Susanne Posel
Occupy Corporatism
May 31, 2012
The Rights and Resources Initiative (RRI) is a non-governmental organization (NGO) based out of Washington, D.C.
The RRI encourage forest protection and policy reforms within the forest economy. They work alongside development agendas under the guise of supporting local livelihoods. Nations with the agenda of installing regional and global initiatives to collaborate research, advocacy and implementing strategic actions that reflect sustainability.
In February of this year , RRI was involved in the land grab initiative in which 500 million residents of the sub-Saharan region of Africa was targeted for its 3.46 billion acres of farmland. Foreign governments and investors purchased this land to produce food that would not be used to feed the African people, but rather sold to countries like the US for profit.
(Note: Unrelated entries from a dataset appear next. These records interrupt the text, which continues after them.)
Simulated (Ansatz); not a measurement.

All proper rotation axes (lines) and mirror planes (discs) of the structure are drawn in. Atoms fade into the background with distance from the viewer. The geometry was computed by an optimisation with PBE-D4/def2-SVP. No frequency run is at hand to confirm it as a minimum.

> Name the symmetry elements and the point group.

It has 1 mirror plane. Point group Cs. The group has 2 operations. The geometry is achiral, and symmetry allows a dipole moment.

In a 2011 report, the International Land Coalition (ILC), a global network of civil society and farmers’ organizations, estimated the global rush for land demanded 494 million acres in sub-Saharan Africa in 2000-10. ILC descended upon West Africa, where land acquisitions by foreign corporations and governments were causing environmental and agricultural devastation along the River Niger, in Africa.
“The siphoning of water for huge areas of farmland will worsen the already low water levels of the Niger,” the report said. The outcome was a “50 percent diminution of the delta flood plain’s land area. Given that social conflict over resources between farmers and pastoralists has always been a feature of the Niger Basin, the Coalition suggests that large-scale irrigation could heighten tension between local and downstream water users.”
Land grabs were said to be the causation of the 2007-08 world food price crisis ; as countries like oil-rich Saudi Arabia and South Korea bought or leased massive tracts of land in Africa, Asia and Latin America.
The RRI will be speaking at the UN Earth Summit Rio+20 next month where they will discuss politically motivated land reforms.
The UN themselves have enacted global guidelines on purchasing agricultural land from developing nations like Africa and Asia.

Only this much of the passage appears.